But Menendez just hasn’t been able to keep up with Hugin’s spending. Hugin lent his campaign $24 million of his own money, and as of Sept. 30, had already spent about $23 million, according to FEC filings, largely on television ads. In comparison, Menendez raised about $11 million and, as of Sept. 30, had spent about $7 million, according to filings. Last week, a major Democratic super PAC, Senate Majority PAC, said it would spend $3 million to boost Menendez to help make up the difference.
Hugin, for his part, has been trying to keep his distance from the president, who polls show is unpopular in the state.

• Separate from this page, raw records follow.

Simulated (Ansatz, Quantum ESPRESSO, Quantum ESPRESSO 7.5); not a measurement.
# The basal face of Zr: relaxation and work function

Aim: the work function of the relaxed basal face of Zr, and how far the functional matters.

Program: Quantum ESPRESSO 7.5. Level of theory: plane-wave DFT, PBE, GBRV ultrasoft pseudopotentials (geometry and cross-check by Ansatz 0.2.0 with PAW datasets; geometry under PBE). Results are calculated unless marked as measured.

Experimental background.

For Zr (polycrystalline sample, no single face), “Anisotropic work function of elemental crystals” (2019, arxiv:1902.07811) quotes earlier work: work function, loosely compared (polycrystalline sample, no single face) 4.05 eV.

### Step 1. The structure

“This race is Bob Hugin versus Bob Menendez,” he told NBC News in a recent interview. “This is a New Jersey race.”
“I’ll stand up to anybody,” Hugin added, nodding his head when asked if that included Trump.
The 64-year-old Marine Corps veteran supports gay marriage and LGBTQ and abortion rights, an attractive resume for a Republican in New Jersey, where registered Democrats outnumber registered Republicans by more than 900,000.
But while Hugin has on several occasions spoken out publicly against Trump administration policies, he was also the financial chair of Trump’s 2016 New Jersey campaign, donated to his campaign and served as a delegate for the 2016 Republican National Convention.
And that could be just enough for Menendez, whose race is still rated by the Cook Political Report as “Lean Democratic”
“At first, the trial and all that came out of it was a factor for me,” said Barbara Tillman, a 72-year-old Newark resident who supports Menendez, noting that he was not convicted. “No one is perfect. I’d still rather have him than someone who will support the Trump agenda.”